India’s private-credit market faces risks as exuberance grows

One risk stems from first-time managers of capital, who may have lighter standards in underwriting, due diligence and loan structuring

    • More credit funds in India could mean that some covenants get diluted and prices become stretched, says a senior official at an asset management company.
    • More credit funds in India could mean that some covenants get diluted and prices become stretched, says a senior official at an asset management company. PHOTO: REUTERS
    Published Mon, Oct 21, 2024 · 04:17 PM

    THERE have been rising concerns about weaker lending standards in India’s direct-lending sector, as new participants rush into the country’s fast-growing private-credit market.

    “We have seen a bunch of first-time managers raise a lot of local capital,” Indranil Ghosh, head of Pan-Asia special situations at Cerberus, said at the Bloomberg India Credit Forum in Mumbai last Friday (Oct 18). “With some of those managers, I suspect that the underwriting standards, the diligence standards, the structuring, covenants are slightly lighter than what a lot of the global firms and well-established domestic institutions are used to.” 

    The term “private credit” can mean different things in different places. By some definitions of the term, India is considered one of its original practitioners with its rich history of non-bank lenders.

    However, the country has remained relatively new to the sort of funding that many observers associate with private credit. India has only recently been more involved with local and global funds that are focused specifically on strategies such as direct lending, special situations and mezzanine finance.

    Local companies have been fuelling competition against global giants such as Cerberus and Oaktree Capital Management. India’s direct-lending market has yet to come through a full credit cycle and troubles at some players may eventually result in consolidation, said Cerberus’s Ghosh. 

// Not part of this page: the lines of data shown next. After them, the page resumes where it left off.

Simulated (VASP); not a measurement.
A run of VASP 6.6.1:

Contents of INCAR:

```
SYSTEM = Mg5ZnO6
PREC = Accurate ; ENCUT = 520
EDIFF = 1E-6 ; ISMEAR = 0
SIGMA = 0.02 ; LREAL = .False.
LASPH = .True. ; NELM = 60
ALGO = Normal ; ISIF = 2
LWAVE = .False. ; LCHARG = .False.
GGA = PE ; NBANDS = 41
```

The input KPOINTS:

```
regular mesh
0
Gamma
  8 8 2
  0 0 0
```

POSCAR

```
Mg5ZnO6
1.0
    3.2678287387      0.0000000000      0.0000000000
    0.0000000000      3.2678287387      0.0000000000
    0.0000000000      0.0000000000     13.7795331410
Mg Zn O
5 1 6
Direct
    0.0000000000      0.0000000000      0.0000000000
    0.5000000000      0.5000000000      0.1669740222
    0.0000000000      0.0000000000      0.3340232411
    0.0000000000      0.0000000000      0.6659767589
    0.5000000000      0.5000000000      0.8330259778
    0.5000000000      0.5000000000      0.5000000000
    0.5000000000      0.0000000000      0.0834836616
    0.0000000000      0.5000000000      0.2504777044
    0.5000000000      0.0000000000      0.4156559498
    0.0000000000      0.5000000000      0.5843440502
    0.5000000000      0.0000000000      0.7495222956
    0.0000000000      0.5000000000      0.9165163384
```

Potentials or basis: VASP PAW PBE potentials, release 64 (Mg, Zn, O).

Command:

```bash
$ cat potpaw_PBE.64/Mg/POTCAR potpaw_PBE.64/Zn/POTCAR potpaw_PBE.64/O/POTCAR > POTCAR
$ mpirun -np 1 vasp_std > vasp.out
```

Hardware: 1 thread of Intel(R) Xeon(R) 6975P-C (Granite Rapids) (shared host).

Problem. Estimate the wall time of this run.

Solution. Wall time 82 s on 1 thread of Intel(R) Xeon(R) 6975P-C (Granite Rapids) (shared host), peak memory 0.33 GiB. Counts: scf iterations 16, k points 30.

    India’s central bank chief has remained relatively optimistic about the outlook for the sector. However, he expressed concern from a global perspective.  

    Reserve Bank of India (RBI) governor Shaktikanta Das said that the central bank does not see the kind of risks observed globally in India’s private-credit market. At the global level, the “robustness and resilience of private credit is yet to be tested” and “every central bank or every regulator should be looking into” the possible risks, he added.  

    RBI governor Shaktikanta Das says that the central bank does not see the kind of risks observed globally in India’s private-credit market. PHOTO: BLOOMBERG

    Since 2019, the global private-credit industry has more than doubled in size to US$1.7 trillion.

    The market’s opaque nature has attracted greater scrutiny from regulators, including the European Central Bank and the Bank of England, as higher borrowing costs weigh on weaker borrowers and trigger more bad loans.

    Current private debt returns fail to justify the growing risk in private credit, said Mohit Mittal, chief investment officer of core strategies at Pacific Investment Management. He warned of “more complacency” in the sector. 

    In India, with the proliferation of credit funds, there is the possibility that some covenants could get diluted and prices become stretched, said Lakshmi Iyer, chief executive officer of investments and strategy at Kotak Alternate Asset Managers.

    But she has remained upbeat about the long-term outlook for the industry in India, citing growing interest from local investors in the sector. “We are still just at the tip of the iceberg as far as the size and scale of the credit markets in India,” the chief executive added.